## [San Francisco Crime Classification(Kaggle)](https://www.kaggle.com/c/sf-crime)

In [1]:
import pandas as pd
import numpy as np
from IPython.display import Image, display
import matplotlib.pyplot as plt
%matplotlib inline
from sklearn.preprocessing import MinMaxScaler
from sklearn.neighbors import KNeighborsClassifier
from sklearn.ensemble import RandomForestClassifier

  if 'order' in inspect.getargspec(np.copy)[0]:


#### Load train and test data from csv files.

In [2]:
train = pd.read_csv("train.csv")
test = pd.read_csv("test.csv")

#### Observe top 2 records just as a matter of data preview.

In [None]:
train.head(2)

In [None]:
test.head(2)

#### Get more detailed statistics for all features.

In [None]:
train.describe(include='all')

#### Some features have smaller set of values. Meaning they are categorical by nature so it's better convert them to [pandas category type](https://pandas-docs.github.io/pandas-docs-travis/categorical.html).

In [None]:
train.Category = train.Category.astype('category')
train.DayOfWeek = train.DayOfWeek.astype('category')
train.PdDistrict = train.PdDistrict.astype('category')
train.Resolution = train.Resolution.astype('category')

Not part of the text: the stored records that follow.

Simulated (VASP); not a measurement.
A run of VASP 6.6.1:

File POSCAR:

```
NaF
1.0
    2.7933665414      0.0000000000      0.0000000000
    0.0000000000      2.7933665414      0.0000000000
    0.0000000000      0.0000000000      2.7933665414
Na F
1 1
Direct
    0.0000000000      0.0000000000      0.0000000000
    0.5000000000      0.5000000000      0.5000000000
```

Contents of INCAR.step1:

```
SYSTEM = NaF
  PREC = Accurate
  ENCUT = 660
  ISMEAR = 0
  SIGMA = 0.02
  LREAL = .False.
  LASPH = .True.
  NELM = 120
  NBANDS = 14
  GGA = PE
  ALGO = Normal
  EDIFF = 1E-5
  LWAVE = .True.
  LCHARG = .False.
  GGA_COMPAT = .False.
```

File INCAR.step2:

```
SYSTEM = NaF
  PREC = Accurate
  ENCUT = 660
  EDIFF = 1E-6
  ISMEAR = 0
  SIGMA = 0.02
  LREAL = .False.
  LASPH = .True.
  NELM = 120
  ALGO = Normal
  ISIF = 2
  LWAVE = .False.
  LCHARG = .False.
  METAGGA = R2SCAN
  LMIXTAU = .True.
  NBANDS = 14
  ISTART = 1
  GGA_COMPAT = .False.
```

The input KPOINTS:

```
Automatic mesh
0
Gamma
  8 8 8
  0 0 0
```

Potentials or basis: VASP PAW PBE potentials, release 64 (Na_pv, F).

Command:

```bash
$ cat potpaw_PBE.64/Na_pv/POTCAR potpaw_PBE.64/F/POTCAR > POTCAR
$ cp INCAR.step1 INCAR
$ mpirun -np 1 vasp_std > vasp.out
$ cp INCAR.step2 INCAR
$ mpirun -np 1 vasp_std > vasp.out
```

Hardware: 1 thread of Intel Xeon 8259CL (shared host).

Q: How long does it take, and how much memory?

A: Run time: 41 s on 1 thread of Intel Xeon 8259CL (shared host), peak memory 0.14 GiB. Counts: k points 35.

Y is the Latitude and X - Longitude. Would be better to rename those features to avoid confusion.

In [None]:
train['Longitude'] = train.X
train['Latitude'] = train.Y
train = train.drop(['X', 'Y'], axis = 1)
train.head(2)

#### Describe shows maximum Latitude value is 90. This is suspicious since 90 should be somewhere in the North Pole. Looks like an invalid data entry. Let's how many such entries are there. 

In [None]:
train[train.Latitude == 90].describe(include='all')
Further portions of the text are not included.